Iraq optimists cite four reasons why it’s a great time to invest:
1. A ground-floor opportunity
Coupled with a population that is both highly educated for the region and sitting atop the world’s third-largest reserve of oil, Iraq is “one of the last great ground-floor opportunities in the world,” says Paul Brinkley, an undersecretary of defense and the director of the Task Force for Business and Stability Operations in Iraq.
After years of economic stagnation brought on by international sanctions, Iraqi appetite for new consumer goods is boundless, says Khalil Urfali, an Iraqi-American whose Atlanta-based firm exports personal-hygiene products. “What they need, you cannot imagine.”
“I am going into a market where I already have 18 competitors. But the market is so huge and it’s seen absolutely nothing” due to sanctions, he says. “The issue is not if it’s going to sell,” just how long.
2. Improving business climate
When Hussein Qaragholi first traveled to Iraq in 2003 for the Abu Dhabi Islamic Bank, he put an Iraqi bank through a simple test. He asked a bank teller what she would do if someone wanted to deposit a large amount of cash. “Do you ask them where this money comes from?” Mr. Qaragholi asked. Her reply? “ ‘Sir, that would be very rude.’ ”

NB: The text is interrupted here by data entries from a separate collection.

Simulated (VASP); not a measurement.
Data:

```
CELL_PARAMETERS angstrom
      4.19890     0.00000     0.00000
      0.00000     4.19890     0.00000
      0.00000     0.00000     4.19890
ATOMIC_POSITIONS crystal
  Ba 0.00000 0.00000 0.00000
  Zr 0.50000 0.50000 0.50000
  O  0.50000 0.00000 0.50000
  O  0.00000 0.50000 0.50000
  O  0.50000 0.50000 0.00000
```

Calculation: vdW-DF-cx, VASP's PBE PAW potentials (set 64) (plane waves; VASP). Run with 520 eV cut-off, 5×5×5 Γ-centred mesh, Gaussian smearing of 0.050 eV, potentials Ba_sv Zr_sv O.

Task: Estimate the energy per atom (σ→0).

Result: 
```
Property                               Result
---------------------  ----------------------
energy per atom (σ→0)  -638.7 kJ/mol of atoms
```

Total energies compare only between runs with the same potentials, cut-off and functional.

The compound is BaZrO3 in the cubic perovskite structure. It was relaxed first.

But recently, after he contacted a potential Iraqi banking partner, Qaragholi said it sent his bank a questionnaire about its anti-money-laundering practices.
Other developments are brewing. One is a “one stop shop,” promised by Iraq’s National Investment Congress. The shop will provide a single portal for businesses interested in opportunities in Iraq, explaining regulations and procedures for all sectors of the economy. Legislatively, a package of tax breaks, including the elimination of fees on imports for three years and an easing of restrictions on land ownership, are already in place.